Clicker Technology
Instructor: Greg Ryan (greg.ryan@cna.nl.ca)
Program: Heavy Equipment Service Technician, BSG Campus
How many students fully understand what's going on in the classroom? Would you like the ability to get instantaneous, anonymous, and unbiased feedback from your entire class? The ability to embed an automatic, informal education and assessment tool into your powerpoints/slideshows is possible with clicker technology.
"Clickers," also known as "wireless student response systems," offer a variety of assessment tools, as well as feedback, tracking and more. Most importantly, they offer "easy to use" copy/paste functions that allow you to assess students on the fly. By inserting questions into your slides, interactive "polling" is created, and begins automatically when a slide with a question is presented. A chart pops up when all responses have been received (or you decide to close the "poll") and will tell you how many people selected each response. Students can then start to debate, allowing them to defend their responses if they wish (although it's anonymous), taking the conversation and learning to a whole new level. The quiet, reserved students are given the chance to provide their honest thoughts on questions, without being persuaded by vocal responses from other students. This tool also allows you to assess how well you're delivering new information to a class. If the majority of students are getting it wrong, you are able to reconsider the delivery of class materials.

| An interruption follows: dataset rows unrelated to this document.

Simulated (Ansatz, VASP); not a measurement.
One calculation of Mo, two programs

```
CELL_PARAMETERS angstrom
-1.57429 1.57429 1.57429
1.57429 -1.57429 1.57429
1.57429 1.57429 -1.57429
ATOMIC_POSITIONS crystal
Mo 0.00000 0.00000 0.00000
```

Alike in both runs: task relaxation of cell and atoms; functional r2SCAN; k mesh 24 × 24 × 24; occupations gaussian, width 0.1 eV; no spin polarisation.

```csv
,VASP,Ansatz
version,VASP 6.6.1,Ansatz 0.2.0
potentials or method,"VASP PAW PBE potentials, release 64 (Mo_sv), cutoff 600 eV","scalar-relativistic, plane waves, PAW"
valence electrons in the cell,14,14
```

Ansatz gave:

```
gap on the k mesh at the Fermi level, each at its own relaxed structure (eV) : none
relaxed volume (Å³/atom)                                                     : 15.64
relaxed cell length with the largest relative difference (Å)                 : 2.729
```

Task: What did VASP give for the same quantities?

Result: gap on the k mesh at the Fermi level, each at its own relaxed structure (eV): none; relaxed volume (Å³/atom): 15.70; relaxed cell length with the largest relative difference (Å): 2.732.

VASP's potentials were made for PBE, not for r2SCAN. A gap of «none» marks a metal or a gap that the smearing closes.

Quite often in class, I work with images on the board instead of text. This allows students to spend less time highlighting and taking notes and more time listening, engaging, conversing, debating, and questioning the content. This way, a single slide can also be used to cover many objectives. However, while using this technique, it is critical that I assess my students before I move on to more complex objectives, and ensure they understand the basic fundamentals of the content being presented. During course development, I also take time to develop questions that require students to apply their new knowledge at certain points during a slide show. Giving them performing assessments as a group has proven to be an extremely powerful tool when employed as a method of review. I have also turned "chapter end questions" from their textbooks into "clicker responses" on the board for us to complete. This provides me with an opportunity to teach my students multiple-choice exam strategies. For example, trades students specifically have to endure multiple-choice exams in every form of formative and summative assessment (block exams/Red Seal Endorsement exams, etc.). Using questions on the board, we can educate students on how to properly read and understand a question before advancing to the three distractors, using process of elimination, or making an educated guess (there is such a thing).